Worse yet than the neglect of social and economic rights is the fact that the rhetoric of human rights has been hijacked, time and again, to promote imperialism. Among the most brazen examples of that in recent history may be Avaaz’s petitions for “no-fly zones” (read: US bombings) in Libya and Syria. Subtler than public petitions for war, yet equally pernicious, is the consistency with which Human Rights Watch, to take the most glaring example, follows the US government’s political agenda, for instance, creating a false impression that right-wing governments like Brazil’s and Colombia’s that are allied with US imperialists are better for human rights than left-wing governments like Venezuela’s. The shared perspectives between the US government and NGOs like Human Rights Watch are no coincidence, for the latter are “non-governmental” in name only. As Keane Bhatt meticulously documented in NACLA, there exists “a revolving door” recycling former “high-level governmental bureaucrats” from the State Department and even the CIA into Human Rights Watch.

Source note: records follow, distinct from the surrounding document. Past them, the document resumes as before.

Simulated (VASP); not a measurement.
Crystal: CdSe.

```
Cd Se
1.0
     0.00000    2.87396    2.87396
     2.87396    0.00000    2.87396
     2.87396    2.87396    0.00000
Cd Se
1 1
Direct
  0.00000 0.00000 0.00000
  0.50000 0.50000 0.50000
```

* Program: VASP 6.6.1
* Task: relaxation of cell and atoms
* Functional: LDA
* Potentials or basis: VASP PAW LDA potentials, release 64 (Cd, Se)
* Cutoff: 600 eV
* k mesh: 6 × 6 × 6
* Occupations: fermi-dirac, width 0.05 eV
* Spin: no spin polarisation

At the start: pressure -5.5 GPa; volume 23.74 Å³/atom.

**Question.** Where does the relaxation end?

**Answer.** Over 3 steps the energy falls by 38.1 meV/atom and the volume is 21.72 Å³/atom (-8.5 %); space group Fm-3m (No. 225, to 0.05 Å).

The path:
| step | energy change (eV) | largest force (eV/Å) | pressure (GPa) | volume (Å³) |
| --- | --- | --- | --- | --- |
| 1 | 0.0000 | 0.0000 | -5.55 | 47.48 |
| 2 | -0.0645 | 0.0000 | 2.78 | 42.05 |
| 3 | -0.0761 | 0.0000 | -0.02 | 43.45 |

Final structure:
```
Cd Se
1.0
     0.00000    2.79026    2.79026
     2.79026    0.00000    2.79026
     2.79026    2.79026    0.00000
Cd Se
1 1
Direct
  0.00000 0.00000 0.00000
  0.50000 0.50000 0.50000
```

In other words, imperialism and its ideologues have turned the world upside down: a revolutionary idea for popular sovereignty has been expropriated and turned into a counter-revolutionary idea against it. The Universal Declaration of Human Rights itself, as a matter of fact, already harbored a contradiction that lent itself to this ideological inversion. Article 2 of the Declaration, referring to the colonized among others, says, “no distinction shall be made on the basis of the political, jurisdictional or international status of the country or territory to which a person belongs, whether it be independent, trust, non-self-governing or under any other limitation of sovereignty.” It is striking that the Declaration promises non-discrimination between citizens of empires and subjects of their colonies and yet fails to proclaim freedom from colonialism a human right.   

Decolonize Human Rights

Hence the aforementioned necessity, paradoxical as it may sound, to liberate human rights – first and foremost from the shackles of imperialism. It is high time to begin the work of decolonizing human rights. What better way to do so than learn from Christian Peacemaker Teams and fight for the rights of Palestinians, still oppressed by anachronistic, old-fashioned colonialism, or learn from local activists fighting against the deprivation of human rights taking place right here in our own city?